Overtures by Franz von Suppé (1819-1895)
From Popeye to Betty Boop

Franz von Suppé

You might never have heard of the composer Franz von Suppé (1819-1895), but there is a very good chance that you know some of his music. Suppé composed tantalizing music mainly for the theater, in particular operettas, ballets and comedies. He was a master of three musical styles, the Italian, the French and the German, and he knew how to blend them irresistibly. His symphonic technique was derived from thorough classical training and his rich experience as a theatre orchestra conductor.
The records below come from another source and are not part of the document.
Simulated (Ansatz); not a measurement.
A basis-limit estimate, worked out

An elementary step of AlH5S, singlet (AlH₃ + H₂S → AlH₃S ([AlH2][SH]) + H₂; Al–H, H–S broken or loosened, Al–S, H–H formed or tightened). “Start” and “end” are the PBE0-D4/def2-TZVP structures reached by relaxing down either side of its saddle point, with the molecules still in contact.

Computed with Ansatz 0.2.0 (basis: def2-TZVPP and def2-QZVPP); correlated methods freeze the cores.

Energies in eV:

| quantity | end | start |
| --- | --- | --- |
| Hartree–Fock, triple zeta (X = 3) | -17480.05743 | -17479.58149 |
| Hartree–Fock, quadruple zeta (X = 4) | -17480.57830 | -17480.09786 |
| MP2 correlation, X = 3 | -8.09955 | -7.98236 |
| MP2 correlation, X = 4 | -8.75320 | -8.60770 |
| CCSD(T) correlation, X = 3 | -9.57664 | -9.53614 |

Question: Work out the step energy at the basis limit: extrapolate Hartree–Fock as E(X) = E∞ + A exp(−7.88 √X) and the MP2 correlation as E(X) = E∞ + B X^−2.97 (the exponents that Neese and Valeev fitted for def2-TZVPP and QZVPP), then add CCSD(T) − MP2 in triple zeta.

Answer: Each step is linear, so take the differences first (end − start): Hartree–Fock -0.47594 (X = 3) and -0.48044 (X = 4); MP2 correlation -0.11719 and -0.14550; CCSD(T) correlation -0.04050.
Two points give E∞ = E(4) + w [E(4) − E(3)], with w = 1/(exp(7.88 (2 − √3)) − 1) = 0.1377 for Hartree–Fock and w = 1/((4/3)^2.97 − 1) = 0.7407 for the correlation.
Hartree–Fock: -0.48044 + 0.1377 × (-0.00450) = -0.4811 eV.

Suppé’s overtures to over 30 operettas were a major feature of his stage work, and they attained immense popularity. For one, they secured enduring fame at pops concerts, and earned use in various animated cartoons. The highly descriptive nature of Suppé’s music made them an ideal vehicle to accompany original animation. The rustic overture to “Poet and Peasant” became one of the composer’s most famous works, and it was subject to roughly 40 different arrangements ranging from brass band, piano duet to flute duet. In Suppé’s operetta, it prefaces a bucolic tale in which a poet, suffering from a broken heart, makes use of a holiday in the mountains and creates all kinds of havoc and confusion among the country belles. In the classic 1930s cartoon “Popeye the Sailor,” the sailing hero conducts this overture appropriately renamed the “Spinach Overture.”

Suppé’s Light Cavalry

In military terminology, “Light Cavalry” refers to lightly armored units mounted on horseback. During the days of the Austro-Hungarian Empire, these colorfully clad divisions were primarily used for reconnaissance, raiding and communications. In the operetta Die Leichte Kavallerie, composed by Franz von Suppé to a libretto by Hans Bodenstedt, the term acquires a completely different meaning. In the story, the Earl Adolar von Rheinfels has been squandering the state finances to fund a ballet company for his mistress dancer, the countess Ilonka Csikos. Since the earldom is under military threat but has no troops to defend its territory, the people sarcastically suggest dispatching the ballet company—jokingly referred to as the “light cavalry”—to the battlefield. Although the operetta itself has not gained a permanent foothold in the repertory, the overture has become a favourite with audiences worldwide. Mickey Mouse, apparently, was a huge fan as well. In the 1942 Disney cartoon “Symphony Hour,” Maestro Mouse conducts the “Light Cavalry” Overture.

Betty Boop

“Morning, Noon and Night in Vienna” is a youthful work. It dates from the time Suppé had taken up his conducting post at the “Theater in der Josefstadt.” A precursor of the operetta, it is a humorous play featuring local color and various acrobatics, interspersed with song. In such a production, the overture simply functioned to get the attention of the audience, quiet the house, and set the scene for the entertainment. Suppé was only 24 when he composed the overture, but he certainly knew how to get the attention of the audience. It first sounded on 16 February 1844, and although the play closed after three nights, the overture became an immense success. Betty Boop got ahold of that overture in a 1933 Fleischer Studios animated short film.

Suppé’s Poet and PeasantOverture score

The “Morning, Noon and Night Overture” also featured in a 1959 Warner Bros. Looney Tunes cartoon. Bugs Bunny features as “Baton Bugs,” and the Maestro is constantly distracted, first by the audience and later by a pesky fly. The orchestra in turn takes his reactions as musical directions with predictably tumultuous results. This particular cartoon has become an audience favourite today, as the original animation is humorously paired with live orchestra performances. Suppé composed overtures of both great beauty and great brilliance, and he understood how to provide light entertainments for his audiences. I think Suppé would be thrilled to know that his music continues to entertain audiences around the word, as it lives-on in various guises and reincarnations.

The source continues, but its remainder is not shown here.